Four young Canadians have launched a legal claim against the Canada Pension Plan (CPP) Investment Board (CPP Investments), Canada’s largest pension fund manager, alleging that it is mismanaging and has underestimated climate-related financial risks to the $732B in assets under management of the CPP. The claim alleges that by underestimating and failing to disclose climate-related financial risks, CPP Investments could expose Canadians to dramatically reduced retirement benefits, the need for substantially higher contribution rates, or both.
This bulletin briefly summarizes key information regarding the claim.
Overview. The claim notes that CPP Investments has publicly recognized climate change as a significant investment risk, but “backtracked” on its net-zero commitment earlier this year. The applicants allege that this reversal, combined with ongoing fossil fuel investments, demonstrates an absence of sufficient measures to manage climate-related financial risks in the best interests of younger contributors.
The youth applicants, which are all anticipated to receive pension benefits after 2050, argue that by severely underestimating and failing to disclose climate-related financial risks, CPP Investments is failing to:
- properly manage climate-related financial risks, thereby jeopardizing the long-term value of the portfolio and the security of contributors’ benefits; and
- adequately identify and assess climate-related financial risks to CPP funds, including in its use and reporting of the MSCI Climate Value-at-Risk model without describing how it applies judgement to the results despite the alleged uncertainty regarding the model’s ability to adequately capture systemic risks from higher degrees of warming.
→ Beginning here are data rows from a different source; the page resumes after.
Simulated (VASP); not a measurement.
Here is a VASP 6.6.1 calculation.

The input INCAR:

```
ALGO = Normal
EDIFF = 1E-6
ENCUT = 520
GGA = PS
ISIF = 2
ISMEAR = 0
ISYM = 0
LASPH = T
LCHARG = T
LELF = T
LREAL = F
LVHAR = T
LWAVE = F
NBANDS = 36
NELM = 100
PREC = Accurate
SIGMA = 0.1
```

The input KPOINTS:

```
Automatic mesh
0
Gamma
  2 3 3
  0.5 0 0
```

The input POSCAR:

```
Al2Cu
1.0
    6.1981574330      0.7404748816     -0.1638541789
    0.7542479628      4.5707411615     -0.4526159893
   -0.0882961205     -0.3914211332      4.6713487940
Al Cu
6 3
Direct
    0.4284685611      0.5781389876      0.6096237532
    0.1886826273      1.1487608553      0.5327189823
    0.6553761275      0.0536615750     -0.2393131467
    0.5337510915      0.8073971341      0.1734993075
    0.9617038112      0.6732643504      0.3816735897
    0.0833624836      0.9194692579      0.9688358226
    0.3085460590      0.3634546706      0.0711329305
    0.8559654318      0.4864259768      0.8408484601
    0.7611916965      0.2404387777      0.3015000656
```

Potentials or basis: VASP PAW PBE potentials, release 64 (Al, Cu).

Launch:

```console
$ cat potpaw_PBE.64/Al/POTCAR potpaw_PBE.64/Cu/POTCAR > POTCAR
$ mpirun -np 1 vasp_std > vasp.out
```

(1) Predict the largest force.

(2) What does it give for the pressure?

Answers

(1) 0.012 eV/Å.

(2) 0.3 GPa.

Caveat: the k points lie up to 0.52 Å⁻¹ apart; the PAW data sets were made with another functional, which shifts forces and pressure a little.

The claim relies on the latest research on the severe impacts of climate change (including the triggering of tipping points and cascading risks) on society and financial systems beyond 1.5°C of warming.
According to Ecojustice, the claim is the first climate case against a pension fund investment manager “anchored in the duty of impartiality and even-handedness in a multi-generational context” and is also likely the first in the world to “advance allegations that challenge a financial institution’s use of third party ‘black box’ financial / economic models for scenario analysis.”
Requested relief. The applicants are not seeking monetary damages. Instead, they are requesting:
- declarations from the court regarding CPP Investments’ obligations to contributors and beneficiaries to address climate-related financial risks to the CPP funds it manages; and
- orders for CPP Investments to disclose information about how it approaches climate-related financial risks.
Significance. This case follows other youth-led litigation in Canada (see our previous bulletin here), and represents the first Canadian lawsuit to directly challenge a pension fund’s climate-risk management practices. The outcomes of the claim could have broad implications for institutional investors, fiduciary standards, and climate-related disclosure obligations in Canada’s financial sector.